Feature #1597

Please add option in XML observation spec to select HDU names

Added by Deil Christoph over 8 years ago. Updated over 8 years ago.

Status:ClosedStart date:
Priority:NormalDue date:
Assigned To:Mayer Michael% Done:

100%

Category:-Estimated time:5.00 hours
Target version:-
Duration:

Description

As discussed on the ctools mailing list and as a follow-up to the Gammalib issue https://cta-redmine.irap.omp.eu/issues/1596 , here’s the corresponding feature request for ctools.

Please add an option to specify HDU names in the observation XML model specification, e.g. “extname” in addition to “file” here:
http://cta.irap.omp.eu/ctools-devel/user_manual/getting_started/response.html#specifying-individual-instrument-response-files

At the moment several names are hard-coded, like “POINT SPREAD FUNCTION”.

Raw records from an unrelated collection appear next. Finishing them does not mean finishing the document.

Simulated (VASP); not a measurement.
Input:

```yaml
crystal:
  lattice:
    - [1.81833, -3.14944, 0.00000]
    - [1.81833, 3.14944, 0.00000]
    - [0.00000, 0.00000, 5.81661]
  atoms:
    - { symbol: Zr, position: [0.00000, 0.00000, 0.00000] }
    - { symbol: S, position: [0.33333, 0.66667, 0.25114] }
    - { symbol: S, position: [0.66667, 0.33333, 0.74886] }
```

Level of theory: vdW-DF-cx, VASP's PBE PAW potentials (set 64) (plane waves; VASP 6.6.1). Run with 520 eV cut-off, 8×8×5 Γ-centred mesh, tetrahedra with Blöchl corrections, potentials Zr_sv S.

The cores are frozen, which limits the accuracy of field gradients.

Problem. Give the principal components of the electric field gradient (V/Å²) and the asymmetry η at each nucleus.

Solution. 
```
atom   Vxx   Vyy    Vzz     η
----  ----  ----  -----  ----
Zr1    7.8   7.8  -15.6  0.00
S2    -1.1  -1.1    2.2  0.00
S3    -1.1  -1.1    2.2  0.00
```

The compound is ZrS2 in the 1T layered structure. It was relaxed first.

This poses extra requirements on how we have to structure and name HDUs in HESS in the FITS exporters that we’d like to get rid of:
http://gamma-astro-data-formats.readthedocs.org/en/latest/data_storage/hdu_index/index.html#disclaimer-about-hduname

Maybe this addition can still be made before the 1.0 release?


Recurrence

No recurrence.

History

#1 Updated by Knödlseder Jürgen over 8 years ago

  • Project changed from ctools to GammaLib

#2 Updated by Mayer Michael over 8 years ago

  • Tracker changed from Change request to Feature
  • Status changed from New to Feedback
  • Assigned To changed from Knödlseder Jürgen to Mayer Michael
  • Start date deleted (12/10/2015)
  • % Done changed from 0 to 100
  • Estimated time set to 5.00

I have implemented the changes to the CTA response interface. Generally, all load functions now also take the string parameter extname, which doesn’t have to be filled on default.
The derived response classes which are based on FITS tables (e.g. GCTAAeff2D) now can take the extension name on construction. The extension name can also be passed on saving.
Furthermore, I modified GCTAResponseIrf::read to look for a hdu attribute in the XML file. If present, the attribute is used and stored for saving later on. If the hdu attribute is not present it is not written to XML in the save method, and the default is used.

I have added unit test cases that read and write from and to XML, which all run smoothly.

Changes are available on 1597-Add-option-to-specify-hdu-for-cta-irfs

#3 Updated by Mayer Michael over 8 years ago

  • Status changed from Feedback to Pull request

#4 Updated by Deil Christoph over 8 years ago

Michael - sounds good to me. Thanks!

One minor question / comment: why call it “extname” in the code and “hdu” in the XML file ... make it consistent?

#5 Updated by Mayer Michael over 8 years ago

One minor question / comment: why call it “extname” in the code and “hdu” in the XML file ... make it consistent?

Don’t have a strong opinion “hdu” is shorter and more handy, “extname” makes it more consistent. Jürgen, any opinion?

#6 Updated by Knödlseder Jürgen over 8 years ago

Mayer Michael wrote:

One minor question / comment: why call it “extname” in the code and “hdu” in the XML file ... make it consistent?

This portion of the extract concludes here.